Deer hunters in Wisconsin harvested 17.6% fewer deer during the state's all-important firearms season, adding to a downward trend experienced by neighbors in Minnesota.

The Wisconsin Department of Natural Resources announced the results Tuesday, saying the worst hunting was in the northern forest zone, especially in counties closer to Duluth than to Green Bay. Wisconsin DNR deer program specialist Jeff Pritzl said northwest Wisconsin is where the heaviest snow fell last winter, hurting the deer population.

During the Badger State's nine-day firearms season, which ended Sunday, hunters took 173,942 whitetails, the DNR said. The antlerless harvest was down 20% statewide while the buck harvest was down 14.7%, according to DNR numbers.

Year to date, including archery hunting that began two months ago, Wisconsin hunters have harvested 266,000 deer vs. 145,814 taken in Minnesota. In both states, the primary nine-day firearms season dominates the annual deer harvest. Both states allow additional opportunities through the end of December, but those impacts are marginal on overall results.

Statewide in Minnesota, the cumulative deer harvest this fall was down 7.45% from a year ago once the main firearms season ended Nov. 19. In northeastern Minnesota, where state wildlife officials say deer numbers are very low, the whitetail harvest this year plummeted 35% below the five-year mean.

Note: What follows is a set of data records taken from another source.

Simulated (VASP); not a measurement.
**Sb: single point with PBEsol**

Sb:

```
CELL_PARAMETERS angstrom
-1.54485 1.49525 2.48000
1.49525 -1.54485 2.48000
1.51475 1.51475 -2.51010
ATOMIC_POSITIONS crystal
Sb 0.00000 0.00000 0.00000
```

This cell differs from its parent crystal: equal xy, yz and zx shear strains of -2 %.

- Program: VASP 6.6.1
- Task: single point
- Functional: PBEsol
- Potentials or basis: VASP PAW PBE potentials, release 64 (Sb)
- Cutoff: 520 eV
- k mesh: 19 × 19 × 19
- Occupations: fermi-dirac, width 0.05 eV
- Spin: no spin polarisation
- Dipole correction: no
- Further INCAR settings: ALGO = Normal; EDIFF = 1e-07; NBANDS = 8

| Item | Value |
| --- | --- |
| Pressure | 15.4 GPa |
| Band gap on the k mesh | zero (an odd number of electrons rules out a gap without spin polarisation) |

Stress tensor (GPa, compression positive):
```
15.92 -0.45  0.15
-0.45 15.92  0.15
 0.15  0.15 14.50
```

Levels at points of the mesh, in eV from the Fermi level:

Dan Storm, a Wisconsin DNR deer research scientist, said hunters across the state experienced largely comfortable conditions during the firearms hunt. Of course, that doesn't equate to weather that's necessarily good for deer movement during shooting hours, he said.

As in Minnesota, Wisconsin continues to lose hunters. But Storm said overall Wisconsin deer license sales in 2023 are down less than 1% from a year ago. As of Monday, Wisconsin DNR had sold 788,697 deer licenses. Nonresidents bought 51,000 of those licenses, with one-third of those tags bought by Minnesotans.

According to comparative data in Minnesota, overall deer license sales this fall have been running 3% lower than last year. As of Nov. 20, the Minnesota DNR had sold 405,454 deer licenses for the 2023 season. State wildlife officials say it's become common for participation in deer hunting to fall by a few percentage points each year.